Sunday, February 3, 2013

Paradigm Shift: The Advantage of Loss

I want to talk about a paradigm shift, something that may seem backwards but when applied affects one's whole experience of the world. Here is the thought, direct from the words of Jesus: "Whoever wants to save his life will lose it, but she who loses her life for my sake will save it."

In the society of which I am a part, my peers and I are constantly striving to build upon what we've gained in order to secure the life that we want, and this often means keeping and cultivating what we have already established. This could be as basic as protecting the relationships that form our immediate community or making personal investments in a current job that we like and want to grow in further. It could involve building professional connections in a local sector of an industry (in my case, expanding my network in the local, Chicago theatre scene) and staying rooted in one locality in order to sustain and create credibility for oneself in that industry.

While each of the above scenarios are all good and well in themselves and have their proper place in the development of a thriving human life, I believe there are times when to stay in that "preservation" approach can actually undermine the growth that we need for our lives to move forward into realms of greater fulfillment and effectiveness. Once again, I am not saying that being rooted and establishing relationships in credibility in one place is a bad idea. (On the contrary, this can be quite necessary and beneficial in most cases, especially for people whose normal mode of operation is the opposite, simply bouncing from place to place.) But I do feel that there is an equally unhealthy emphasis on maintaining what we have, which keeps us from experiencing what awaits us as we let go of what is safe and predictable in our current state. Confused yet? Stay with me. ;-)

Let's explore this with an example from my life as an eighth grader. For some, the formidable years of middle school (or junior high as you might know it) are years that they would rather quickly forget, including their eighth grade year. For me, however, my eighth grade experience was one of the highlights of my educational, social formation. After two years gaining my bearings and finding my place in the obtuse adventure that is a magnet arts middle school, I arrived at my eighth grade year feeling on top of the game and in control of my destiny. I was well-liked by most of my peers (you can't please everyone, can you?), felt confident and respected as an active member of the theatre department and overall really liked the community of friends and colleagues--alright--teachers--that had been established up that point. That year was one of the most joy-filled years of my life and perhaps one in which I felt the most emotionally healthy.

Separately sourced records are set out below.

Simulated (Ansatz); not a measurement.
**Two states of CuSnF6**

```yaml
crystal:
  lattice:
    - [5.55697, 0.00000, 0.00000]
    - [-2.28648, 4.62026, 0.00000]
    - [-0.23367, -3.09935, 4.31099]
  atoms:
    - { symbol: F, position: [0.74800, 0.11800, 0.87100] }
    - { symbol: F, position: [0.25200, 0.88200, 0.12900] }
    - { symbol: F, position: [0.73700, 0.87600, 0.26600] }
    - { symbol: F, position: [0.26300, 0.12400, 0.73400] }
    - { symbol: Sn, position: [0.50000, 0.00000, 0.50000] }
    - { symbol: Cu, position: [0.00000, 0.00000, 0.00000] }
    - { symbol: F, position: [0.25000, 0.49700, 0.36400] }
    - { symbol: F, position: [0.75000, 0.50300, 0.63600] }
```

So here is where this example comes into play with the subject at hand. Would it not be completely wrong and self-stunting for me (and for others with me in that king-of-the-world scenario) to stay in the eighth grade for at least one more year, despite the requirements that I leave my middle school life and advance into the ranks of the high school adventure? Most if not all of you reading this would unequivocally shout a unanimous "Yes!" (or at least think that such a question is ludicrous to ask in a scenario like mind where no academic reason for repeating the grade was necessary). And in this example, it seems all too clear that to move forward from one grade to another would be the obvious progression.

But what if I were back inside that eighth grade head of mine and thinking, "Why leave this place now? My community is solid, my reputation is intact, my artistic pursuits are smiled upon. I've got it made! I need to build in this place where I've developed roots for the past three years. What's another year or two going to hurt? This is where it's at."? I wonder if this is the mentality that we all too often get stuck in when given an increasing measure of success and comfort-level in our current life situations. You may retort, "Well, we're not in middle school anymore. This is adult life. This is different." But I ask, how do we know that the state we are in is in actuality the end of the season, ready to push us forward and out into the next? This is a question that I think is worthy of addressing, but which I will not attempt to address in this moment. Rather, I want to present the thought that there is a time to move on, and that in these times, the way forward feels counter-intuitive. We must often lose to gain, and if we keep too much when it is a time to give up, we can easily lose what we hope to gain as life and others move forward while we remain glued to the past.

I am considering grad school right now in New York City. That is the the looming change that is on the horizon for me, or the possibility thereof, at least. I have been in Chicago for the past four and a half years now, and it was only in the last few months that I was able to finally produce the very show that I came up here to develop. I am brimming with a wealth of rich relationships with the community that God has given me, and in certain work scenarios, particularly in the realm of some of my theatre teaching, I feel very much established and comfortable. However, there are other factors which are not quite settled yet, which I feel leaving Chicago and pursuing graduate study in NYC would further solidify, factors which I do not see as clear a solution for were I to stay in this beautiful city. I don't necessarily want to leave Chicago, the city of dreams (as I like to call it). But if I get into this grad program in New York, I know from my Chicago experience what rewards can come from leaving one city and starting a new life in another, as painful as the losing aspects of that transition can be.

What about you? Where might God or life be directing you to give up what's comfortable in consideration of gaining something greater where risk and unpredictability are assured?

Lose to gain, gain to lose. The cycle continues. What part of the cycle might you be in right now?